Modelling the dust-laden Martian boundary layer

The NASA/University of Arizona Phoenix mission is scheduled to land at 70 degrees North on Mars in late May. The MET package provided primarily by the Canadian Space Agency will include a vertically pointing dual wavelength lidar to study distributions of dust and cloud. In particular we plan to use the lidar returns to determine the depth of the afternoon boundary layer, on the assumption that there will be a significant drop in the dust concentration at that level.

The recent paper by Taylor et al (Boundary-Layer Meteorology, 125, 305-328) describes one approach to predicting boundary-layer depth based on separate models of diurnal cycles of the Martian boundary layer and of the transport, settling and diffusion of size distributed dust. The conclusion of that modelling study was that it would be possible to determine the boundary-layer depth both when dust was being advected into the region from dust storms initiated elsewhere or in strong wind situations, from dust raised locally. We also noted that “Further work is needed to couple the boundary-layer and dust models and to make quantitative comparisons with data to be collected during the Phoenix mission.”

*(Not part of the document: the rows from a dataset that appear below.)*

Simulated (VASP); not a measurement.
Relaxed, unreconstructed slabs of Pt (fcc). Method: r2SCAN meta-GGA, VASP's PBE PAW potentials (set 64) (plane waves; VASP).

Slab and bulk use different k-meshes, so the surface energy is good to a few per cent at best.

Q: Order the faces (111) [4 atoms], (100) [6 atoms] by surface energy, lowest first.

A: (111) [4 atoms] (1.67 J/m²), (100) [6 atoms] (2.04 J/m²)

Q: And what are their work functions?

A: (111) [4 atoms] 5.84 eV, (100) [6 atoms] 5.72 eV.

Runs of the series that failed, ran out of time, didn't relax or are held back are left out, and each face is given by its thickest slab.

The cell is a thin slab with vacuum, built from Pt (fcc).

In the present paper we have refined the dust optical properties and coupled the two models. While results are generally similar to those obtained with the uncoupled model we do see an increase in the maximum boundary-layer height from ~2.4km (uncoupled) to ~3km (coupled) in our reference case. While we are unlikely to have extensive data from the Phoenix lander in time for the June symposium we will present model calculations for a range of anticipated scenarios.